Question

So I am presented with the following problem:

"On the parabola y = x2/k, three points A(a, a2/k), B(b, b2/k) and C(c, c2/k) are chosen.

Let F(K, X) be the number of the integer quadruplets (k, a, b, c) such that at least one angle of the triangle ABC is 45-degree, with 1 ≤ k ≤ K and -X ≤ a < b < c ≤ X.

For example, F(1, 10) = 41 and F(10, 100) = 12492. Find F(106, 109)."

In aims to solve it I have exploited the geometric definition of the dot product: theta = cos^-1((A dot B)/(|A|*|B|)), where A and B are Euclidean vectors, |A| represents the magnitude of A, and theta is the angle between them.
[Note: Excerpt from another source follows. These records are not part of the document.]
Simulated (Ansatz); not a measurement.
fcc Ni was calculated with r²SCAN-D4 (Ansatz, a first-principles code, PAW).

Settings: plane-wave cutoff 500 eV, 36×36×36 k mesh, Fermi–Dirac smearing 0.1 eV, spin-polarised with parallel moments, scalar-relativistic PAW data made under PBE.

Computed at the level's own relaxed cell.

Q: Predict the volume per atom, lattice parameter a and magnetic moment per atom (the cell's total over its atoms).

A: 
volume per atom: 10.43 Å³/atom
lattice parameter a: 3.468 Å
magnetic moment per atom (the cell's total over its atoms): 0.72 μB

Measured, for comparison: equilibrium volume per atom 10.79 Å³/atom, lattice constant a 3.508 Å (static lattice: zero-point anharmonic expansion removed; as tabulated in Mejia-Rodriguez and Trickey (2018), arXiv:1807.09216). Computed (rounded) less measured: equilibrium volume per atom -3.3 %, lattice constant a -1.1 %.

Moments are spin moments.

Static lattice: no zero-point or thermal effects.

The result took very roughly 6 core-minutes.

I have read over my script multiple times and as far as I can see the only reason it is resulting in FoKX=22 instead of FoKX=41 is that there is an error in the trigonometic accuracy or conversion from radians to degrees. Let me know if this is the case or I have made a mistake somewhere that might account for this. Thanks always for the help!

K<-1
X<-10
FoKX<-0
for(l in 1:K){
  for(i in (-X):(X-2)){
    for(j in (i+1):(X-1)){
      for(k in (j+1):X){
        vecAB<-c(j-i,(j^2-i^2)/l)
        vecAC<-c(k-i,(k^2-i^2)/l)
        vecBA<--vecAB
        vecBC<-c(k-j,(k^2-j^2)/l)
        vecCA<--vecAC
        vecCB<--vecBC
        magAB<-sqrt(sum(vecAB^2))
        magAC<-sqrt(sum(vecAC^2))
        magBA<-magAB
        magBC<-sqrt(sum(vecBC^2))
        magCA<-magAC
        magCB<-magBC
        ABdotAC<-sum(vecAB*vecAC)
        BAdotBC<-sum(vecBA*vecBC)
        CAdotCB<-sum(vecCA*vecCB)
        angA<-acos(ABdotAC/(magAB*magAC))
        angB<-acos(BAdotBC/(magBA*magBC))
        angC<-acos(CAdotCB/(magCA*magCB))
        if(angA==pi/4||angB==pi/4||angC==pi/4){
          FoKX<-FoKX+1
        }
      }
    }
  }
}
Was it helpful?

Solution

Don't compare for exact equality with floating-point. Always include a fuzz factor.

        ....
        ....
        if(abs(angA - pi/4) < 1e-9 ||
           abs(angB - pi/4) < 1e-9 || 
           abs(angC - pi/4) < 1e-9){
          FoKX<-FoKX+1
        }
      }
    }
  }
}

FoKX
[1] 41

OTHER TIPS

I find this toy of mine helpful when dealing with floatingpoint equality: (free as in beer, free to modify as you like, etc)

approxeq <- function(x, y, tolerance = .Machine$double.eps ^ 0.5,...) {
  #input validation 
  if (length(x) != length(y)) warning('x,y lengths differ. Will recycle.')
  #don't care about dimensions so long as you're smart about inputs
  checkit <- abs(x-y) < tolerance
  return(invisible(checkit))
}

This returns a logical vector, unlike the builtin all.equal which has its own uses.